On Jack’s last point, Smedley acknowledged that executive remuneration was an easy one to ask probing questions on and a harder one to justify. He said that the previous owners of OneSteel voted the incentive packages in, so the current board had no control over them. As far as bonus payments were concerned, Smedley said “if you had seen the way your company’s management team worked” in managing the spinout from BHP and the Email acquisition, you would agree that the bonus payments were justified. Somehow one suspects Jack Tilburn would disagree.
After the Corporate Terminator’s assault, Giles Edwards from the ASA took the floor. His first question was how could the company claim that the GST was such a factor in their result when only the residential construction division (representing 12% of the overall business) was directly affected by the GST. Smedley argued that the GST impact was felt in terms of reduced expenditure by consumers.
This is an assertion that has been made by plenty of companies to explain their poor 2000/2001 results, but hasn’t really been borne out by concrete facts. It’s been a little too easy to glibly say “we suffered from a downturn after the GST”, but has anyone conclusively proven that there was such a significant slump in expenditure? Certainly no company has ever set out to illustrate how the GST directly affected demand for their products.
Edwards next compared the lacklustre OneSteel performance against other spin-off-ees Origin Energy and Paperlinx, who had both performed strongly post-spin-off. Chairman Smedley noted that OneSteel had performed well and posted an operating profit, the net loss was due to provisions for restructure. Edwards quizzed the Chairman as to when the company would get out of its ongoing “restructure” saga and into a “growth” and profitability phase. Smedley responded that the measures the company was taking would assist profitability by wiping $14 million per annum off costs.

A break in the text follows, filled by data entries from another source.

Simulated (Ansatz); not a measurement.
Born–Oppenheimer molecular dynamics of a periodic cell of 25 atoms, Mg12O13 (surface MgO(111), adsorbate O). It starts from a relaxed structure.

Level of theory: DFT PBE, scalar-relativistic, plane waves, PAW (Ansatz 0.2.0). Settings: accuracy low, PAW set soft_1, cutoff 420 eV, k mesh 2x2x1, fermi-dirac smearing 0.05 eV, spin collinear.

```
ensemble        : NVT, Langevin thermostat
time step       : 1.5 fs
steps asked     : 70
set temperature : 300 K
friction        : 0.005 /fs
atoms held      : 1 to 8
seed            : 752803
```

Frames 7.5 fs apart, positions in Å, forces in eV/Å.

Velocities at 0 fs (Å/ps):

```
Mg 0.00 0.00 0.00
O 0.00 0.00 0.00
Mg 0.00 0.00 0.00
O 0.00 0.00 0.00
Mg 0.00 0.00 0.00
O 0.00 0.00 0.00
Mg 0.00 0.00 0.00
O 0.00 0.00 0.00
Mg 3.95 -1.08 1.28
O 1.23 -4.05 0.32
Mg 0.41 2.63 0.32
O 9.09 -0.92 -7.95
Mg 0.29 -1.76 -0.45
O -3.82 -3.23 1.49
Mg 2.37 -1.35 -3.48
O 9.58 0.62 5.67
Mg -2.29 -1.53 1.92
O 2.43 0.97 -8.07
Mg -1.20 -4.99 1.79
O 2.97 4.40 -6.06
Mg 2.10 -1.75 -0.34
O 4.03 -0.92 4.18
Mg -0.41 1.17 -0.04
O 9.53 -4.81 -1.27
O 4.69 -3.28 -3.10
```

The ASA’s never-say-die operative then turned to everyone’s favourite topic, executive remuneration, and questioned why the fat cats should get bonuses when the company posted a loss. Smedley justified the bonuses on the basis of the achievements made in the restructure process and the Email joint-bid with Smorgons when OneSteel started well behind the eight ball and were at risk of seeing their biggest customer being taken over by a competitor.
One would hope that when next year’s executive bonuses are being decided and the company’s restructure programs have successfully turned the company profitable that this year’s bonuses will not be forgotten. We’d hate to see execs paid a bonus next year for making the company profitable when they were already paid a bonus this year for putting in place the programs that were intended to bring about that profit.
But that sort of double-dipping wouldn’t happen, would it?!
Edwards’ last question was whether the company’s Whyalla steelworks which pumps 3.2 million tonnes of carbon dioxide into the air every year could possibly be profitable and environmentally responsible.
The chairman made the point that the most efficient and hence environmentally responsible facilities are usually the most profitable. He noted that the plant only produced 0.7% of Australia’s carbon dioxide emissions and the plant is efficient in terms of world standards. He referred to the challenges that might arise if the Kyoto protocol were adopted in Australia, but noted that OneSteel “meets every law directly and if we don’t it is unintentional”.
It is interesting that, being in an industry most vulnerable to unwanted attention from environmental groups, OneSteel has so far managed to avoid much controversy.
After Edwards had his turn, Crazy Jack popped up again and the chairman noted that he’d given Edwards such a long run that he couldn’t deny the Corporate Terminator his remaining questions.
Jack thanked him and noted that “the speakers I have at my meetings like my hard questioning”. You mean he has his own fan club? Some would say that this Tilburn-obsessed correspondent must be the number one ticket holder.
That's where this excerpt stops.